I'm trying to post everyday but on the weekend. But I decided to break my only recent ideal and say Happy Birthday to Jake.
Love you man, you and Cody need to come celebrate Pete's triumphant arrival in Cincinnati soon. It's been to long.
Hope you have a great day and you know how love you are by people near and far.
Here's Jake's post from my 30 People series last year:
In the beginning I worked with Jake at Steinbauers Market. It was my first job and he and his mother and brother worked there. I remember him "threatening" one of my first boyfriends (If you hurt her I'll kick your ass sort of thing) when I was in 7th grade, hmmm 1991 maybe.
Because of that and so many other moments I always feel protected when I think of Jake.
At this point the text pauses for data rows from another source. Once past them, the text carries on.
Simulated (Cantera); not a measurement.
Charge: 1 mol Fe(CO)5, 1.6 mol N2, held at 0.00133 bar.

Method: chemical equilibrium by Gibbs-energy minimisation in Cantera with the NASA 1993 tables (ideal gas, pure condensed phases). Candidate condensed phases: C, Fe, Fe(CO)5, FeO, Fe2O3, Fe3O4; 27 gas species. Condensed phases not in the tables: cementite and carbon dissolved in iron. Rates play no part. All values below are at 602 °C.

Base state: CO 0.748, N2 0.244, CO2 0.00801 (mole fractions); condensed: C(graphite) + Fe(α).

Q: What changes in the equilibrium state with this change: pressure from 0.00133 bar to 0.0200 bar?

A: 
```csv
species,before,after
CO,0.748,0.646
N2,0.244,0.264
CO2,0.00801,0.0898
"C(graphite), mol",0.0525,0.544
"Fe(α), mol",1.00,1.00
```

I don't think there has ever been a time that I haven't fiercely loved him, even if I loved him all wrong.
I went to Jake's junior prom with him, and that was the beginning of he and I becoming an "us".
Shortly after that I went on a school trip to France. There was another guy on that trip and I pushed thoughts of Jake thousands of miles away in Ohio aside. This guy would turn into other guy and he would be a real ass. But at the time I was just a 15 year old girl acting like I had everything under control. Upon returning from France (1995) I broke it off with other guy and Jake and I picked right back up. We laughed all the time, until our stomachs cramped from the effort. We would snort while laughing and we spent as much time together as we were able to.
Months passed, things happened and I broke it off with Jake to go back to other guy just in time for my junior prom, Jake's senior (1996). Jake and I didn't really have anything to say to each other again for a very long time.
We would run into each other on and off again because we still had mutual friends. But my callous throwing away of our friendship, which was inevitably thrown out with our dating relationship, kept a very tall, wide, and firm brick wall planted between us. Things happened to us both during that time, as it always will. There were so many times that I thought, "I should tell Jake about this" or I would pick up the phone to call. I never did.
A casual friend and mutual acquaintance got bored one summer and decided to weave a web of serious deception.
Jake and I were caught in the middle.
Many ugly emails flew back and forth, Jake and I were no longer in the same universe as friendly.
My life felt less because I didn't have his friendship, I had lost the other side of all of our inside jokes (achoo! Bless you! being only the tip of our inside joke repertoire).
It wasn't until 2005 that it began to change. My sister called me one night and said that she found Jake on MySpace (I'll pause for some of you to roll your eyes).
Alaina happened to be at my apartment (and she and Jake had dated and been friends as well) and so we looked him up and messaged him. I found out later it was with great reluctance that he accepted my friend request.
Through a series of inane surveys and postings Jake and I slowly rebuilt a friendship. In January of 2006 I went home to Clyde for our friend Leroy's surprise 30th birthday party (wait, was it 30? I didn't think Leroy was that much older than me...). I was shaking I was so nervous, you would have thought we were going on a date. Jake would be there. I walked in the fire house, I saw him. I received the most thorough hug I had ever had. Just like that, we were laughing until our stomachs cramped and snorting again.
Since then Jake and I have not only reconnected our friendship, we've deepened it exponentially. He lives in northern Ohio and I'm in Cincinnati, but email and Facebook are keeping us connected. I just got back from seeing him this past weekend actually. We could only have dinner before Alaina and I went to see No Doubt at Blossom, but what a dinner it was.
Jake has taught me just how dangerous and harmful it is to be so callous and casual with the hearts people have entrusted to you. I acted cruelly and swiftly with no regard to how my decisions and actions would impact other people. When confronted with my own behavior I went into attack mode and made it about him and did not accept responsibility for my role in things. I've learned that things aren't as black and white as I would want them to be.
When I talk to Jake about things, I feel once again so protected by him. He and I share a unique history of deep love and deep anger/distrust. That isn't a combination I have with anyone else. He has some of my secrets and I have some of his. Jake has taught me to tread carefully on the hearts of others and that everyday the words we say, the secrets we keep or reveal, the actions we take are creating a history with people we're in a relationship with and that history makes us who we are.